This migration requires a bit more effort compared to the other migrations in this series. Blobstore has dependencies on the original webapp framework, and it is why the sample app uses the webapp2 framework instead of Flask. This tutorial features migrations to Cloud Storage, Cloud NDB, Flask, and Python 3.

The app still registers end-user "visits" and displays the ten most recent, but the previous (Module 15) codelab added new functionality to accommodate for Blobstore usage: the app prompts end-users to upload an artifact (a file) corresponding to their "visit." Users can do so or select "skip" to opt-out. Regardless of the user's decision, the next page renders the same output as previous incarnations of this app, displaying the most recent visits. One additional twist is that visits with corresponding artifacts feature a "view" link for displaying a visit's artifact. This codelab implements the migrations mentioned earlier while preserving the described functionality.

3. Setup/Prework

Before we get to the main part of the tutorial, let's set up our project, get the code, then deploy the baseline app so we know we started with working code.

1. Setup project

If you deployed the Module 15 app already, we recommend reusing that same project (and code). Alternatively, you can create a brand new project or reuse another existing project. Ensure the project has an active billing account and App Engine is enabled.
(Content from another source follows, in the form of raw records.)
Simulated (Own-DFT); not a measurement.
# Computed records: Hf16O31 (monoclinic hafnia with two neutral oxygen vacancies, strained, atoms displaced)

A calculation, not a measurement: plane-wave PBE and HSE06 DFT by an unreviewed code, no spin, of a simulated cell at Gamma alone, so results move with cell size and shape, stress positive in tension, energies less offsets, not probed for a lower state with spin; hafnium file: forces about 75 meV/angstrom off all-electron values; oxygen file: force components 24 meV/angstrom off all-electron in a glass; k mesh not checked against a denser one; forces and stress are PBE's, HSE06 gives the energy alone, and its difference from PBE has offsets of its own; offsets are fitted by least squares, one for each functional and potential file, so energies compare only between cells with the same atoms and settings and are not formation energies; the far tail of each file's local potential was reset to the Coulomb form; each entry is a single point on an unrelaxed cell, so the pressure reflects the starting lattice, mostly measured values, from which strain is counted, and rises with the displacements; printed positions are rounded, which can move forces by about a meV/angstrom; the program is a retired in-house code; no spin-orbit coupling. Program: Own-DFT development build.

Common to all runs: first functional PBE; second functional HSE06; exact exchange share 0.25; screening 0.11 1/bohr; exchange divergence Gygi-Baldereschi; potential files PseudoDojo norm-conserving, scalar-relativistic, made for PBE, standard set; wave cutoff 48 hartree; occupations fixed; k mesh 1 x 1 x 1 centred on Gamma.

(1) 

2. Get baseline sample app

One of the prerequisites to this codelab is to have a working Module 15 sample app. If you don't have it, you can get it from the Module 15 "START" folder (link below). This codelab walks you through each step, concluding with code that resembles what's in the Module 16 "FINISH" folder.

The directory of Module 15 STARTing files should look like this:

$ ls
README.md       app.yaml        main-gcs.py     main.py         templates

The main-gcs.py file is an alternative version of main.py from Module 15 allowing for selection of a Cloud Storage bucket differing from the default of an app's assigned URL based on the project's ID: PROJECT_ID.appspot.com. This file plays no part in this (Module 16) codelab other than similar migration techniques can be applied to that file if desired.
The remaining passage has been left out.